11482 – “KOMEDIEN” BY CHRISTEN DALSGAARD (1827–1907)

11482 “KOMEDIEN” BY CHRISTEN DALSGAARD (1827–1907) Danish. Signed and Dated 1846. Measurements: Framed: Width: 25 1/4 (64 cm); Height: 33 1/2″ (85 cm); Sight Size: Width: 19 1/4″ (48.8 cm); Height: 27 1/2″ (69.8 cm).



Research
Oil on canvas.

Marks:
Signed at upper right:
C. Dalsgaard 1846

The present painting depicts a herm representing the personification of Comedy. The original marble bust was discovered at Hadrian’s Villa in Tivoli in 1735 by its then owner, Giuseppe Fede, along with its pendant bust, Tragedy (figure 1). According to the Italian archaeologist Giovanni Battista Visconti (1722-1784), the busts were recovered near the entrance to the Greek Theatre, a small oval plan theatre set amongst a garden within the emperor’s residential complex. Both sculptures are housed today in the Vatican Museums in the Sala Rotunda of the Museo Pio-Clementino.

The painting of Comedy is signed and dated 1846 by the significant Danish artist Christen Dalsgaard (1827-1907). Dalsgaard was a Golden Age genre painter whose works primarily focused on landscapes and the daily life of the peasantry. He studied at the Copenhagen Academy under Christoffer Wilhelm Eckersberg and Martinus Rørbye and first exhibited at Charlottenborg in 1847. In 1872 Dalsgaard was made a member of the Copenhagen Academy of Fine Arts, was knighted in 1879, and received the title of professor in 1892. His masterpiece is considered to be Mormons Visit a Country Carpenter of 1856 (today in the National Gallery of Denmark), which displays aspects of the exquisite realism and light play also found in the present picture.

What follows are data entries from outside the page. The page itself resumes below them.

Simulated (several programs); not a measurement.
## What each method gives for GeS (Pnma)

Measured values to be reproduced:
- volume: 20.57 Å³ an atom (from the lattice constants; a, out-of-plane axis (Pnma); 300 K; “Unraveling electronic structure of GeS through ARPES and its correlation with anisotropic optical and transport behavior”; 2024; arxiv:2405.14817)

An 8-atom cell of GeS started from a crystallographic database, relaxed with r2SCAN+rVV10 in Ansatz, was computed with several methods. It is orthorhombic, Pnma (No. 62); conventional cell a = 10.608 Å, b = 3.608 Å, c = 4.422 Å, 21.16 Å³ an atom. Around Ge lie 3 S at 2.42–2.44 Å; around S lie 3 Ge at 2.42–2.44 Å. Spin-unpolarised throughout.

The painting was executed toward the end of Dalsgaard’s tenure as a student at the Academy, likely as an exercise to demonstrate mastery of realism and still life painting. It was made after a copy of the herm, previously in the Royal Danish Academy of Fine Art’s Casting Collection, and now lost. It’s counterpart for Tragedy, however, remains in the collection (Inventory No. DEP428).